Earthquakes give California a new desert tourist attraction
RIDGECREST — Christian Flores had traveled more than 200 miles, from San Diego to the Mojave Desert, to visit the latest Southern California tourist attraction.
There it was, on the hot asphalt of Highway 178 between Ridgecrest and Trona: a gnarly, surprisingly wide scar, courtesy of one very large earthquake. And just a few miles down the road lay another one — caused by a second, even larger and more terrifying quake.
Flores couldn’t wait to upload what he saw on his YouTube channel.
Since the Fourth of July, tourists, geologists and students have converged on the once-desolate spot from far and wide, to see the ruptures on Highway 178 caused by last week’s magnitude 6.4 and 7.1 earthquakes. The Grand Canyon this is not — but the cracks were sizable enough to make visitors gape.
Trucks, minivans and sedans slowed down to park on the gravel lining the side of the highway. Families with young children hopped out. Researchers with GPS devices set up their machinery. Others ventured into the brown shrubbery as they followed the surface ruptures into hilly terrain.
They held cameras and shot selfies in the middle of the road.

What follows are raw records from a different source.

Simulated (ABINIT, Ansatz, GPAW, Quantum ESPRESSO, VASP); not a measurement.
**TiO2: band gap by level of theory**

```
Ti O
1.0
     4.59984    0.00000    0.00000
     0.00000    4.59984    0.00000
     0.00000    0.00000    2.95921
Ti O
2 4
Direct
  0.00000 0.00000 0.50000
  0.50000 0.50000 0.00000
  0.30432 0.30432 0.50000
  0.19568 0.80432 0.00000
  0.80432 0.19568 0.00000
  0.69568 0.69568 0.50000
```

“I thought it would fare well online,” Flores, 27, said of the cracks as the early evening sun descended over the mountains. “I mean, how often do you get an earthquake of this size?”
Flores picked up rocks he had found on the surface rupture as souvenirs and placed them gently in the back of his car trunk.
As a dust devil whirled, Michelle Binion, 56, marveled at the rupture caused by the first quake. She had driven with her husband to the area from Rancho Cucamonga, determined to see the evidence of nature’s power.
“This is absolutely worth the drive,” she said with a smile. “I think as human beings we like to live on the edge. This fault really shows you just how vulnerable we are.”
Some of the cracks traveled across the highway and into the desert landscape on either side.
It has been about 20 years since scientists have seen a quake of this magnitude in California, said Cynthia Pridmore of the California Earthquake Clearinghouse — a website where experts and quake novices can share their observations.
The clearinghouse has heard from researchers who believe that the most notable surface rupture discovered so far — caused by the 7.1 quake that hit Friday — could measure about 28 miles in length.
But that won’t be known until U.S. Geological Survey and California Geological Survey scientists who have access to the Naval Air Weapons Station at China Lake report back.
Michelle Binion, 56, left, and Gary Binion, 58, came from Rancho Cucamonga to photograph and to see how earthquakes have ruptured roads and earth in the area on Saturday in Searles Valley.